I just don't understand the Doomsday argument at all. As Wikipedia tells it, you say that "I'm 95% likely to not be one of the first 5% people to be born", and then because of that multiply the number of people born so far by 20 and claim a 95% probability of that being the upper bound on total humans born with 95% certainty.
I just don't understand how this is supposed to work.
- The 100th person ever born could make the exact same calculation and find that with 95% confidence that humanity will go extinct after 1900 more people are born.
- Every single person has a unique $n$, therefore everyone who makes this calculation will find different results.
- If you draw the first $n$ elements from a set of size $N$, all that tells you is that $N$ is at least $n$. How could it possibly tell you how many more are left in $N$, regardless of what you do with the numbers?

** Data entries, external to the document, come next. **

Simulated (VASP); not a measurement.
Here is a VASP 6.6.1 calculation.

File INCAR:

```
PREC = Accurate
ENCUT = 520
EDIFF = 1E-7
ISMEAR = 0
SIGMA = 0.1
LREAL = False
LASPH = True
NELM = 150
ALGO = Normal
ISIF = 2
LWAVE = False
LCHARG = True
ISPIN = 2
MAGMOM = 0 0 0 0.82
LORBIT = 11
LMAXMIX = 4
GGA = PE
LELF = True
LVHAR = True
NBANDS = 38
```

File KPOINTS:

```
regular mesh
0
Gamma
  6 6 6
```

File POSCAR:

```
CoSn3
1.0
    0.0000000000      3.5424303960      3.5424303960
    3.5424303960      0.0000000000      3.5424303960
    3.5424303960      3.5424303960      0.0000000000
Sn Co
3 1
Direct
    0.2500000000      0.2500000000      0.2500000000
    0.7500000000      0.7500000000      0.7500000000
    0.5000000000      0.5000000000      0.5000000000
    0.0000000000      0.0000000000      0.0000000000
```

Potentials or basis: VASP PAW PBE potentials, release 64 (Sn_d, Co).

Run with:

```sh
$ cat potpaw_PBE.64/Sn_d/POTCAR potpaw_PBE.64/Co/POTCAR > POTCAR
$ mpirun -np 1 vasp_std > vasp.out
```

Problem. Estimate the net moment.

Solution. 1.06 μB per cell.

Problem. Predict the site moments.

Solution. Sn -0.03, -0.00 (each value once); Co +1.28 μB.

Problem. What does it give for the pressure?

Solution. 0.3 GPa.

- Isn't it just equivalent to saying that lifetimes of intelligent species (in terms of # individuals born) follow a simple power law distribution? How can we claim such a distribution, when we've only ever observed one such species, and even that not to conclusion?
Unless I'm missing something, the conclusions fail some pretty basic sanity checks, so the argument must be wrong. But where is the problem?
Wikipedia also has a non-mathematical analogy, which seems to me equally insane: It reminds me of people who say you have 50% chance of succeeding any challenge ("either you succeed or you fail"). I would say that if you know absolutely nothing a priori, estimating the probability to be 0.5 is no better than estimating it as 0.1 or any other number.
No assumption is being made about the distribution of lifetimes. The only assumption being made is that you can consider yourself to be a uniformly randomly chosen individual from the collective population of humanity over all time. Yes, it is true that the 100th human born would conclude that humanity would end by the time 1900 more people are born, but the chance of any individual following this logic and reaching that conclusion is only $100/N$ - a vanishingly low probability.
To your second bullet point, note that this logic gives a predicted upper bound on $N$, not a predicted value for $N$.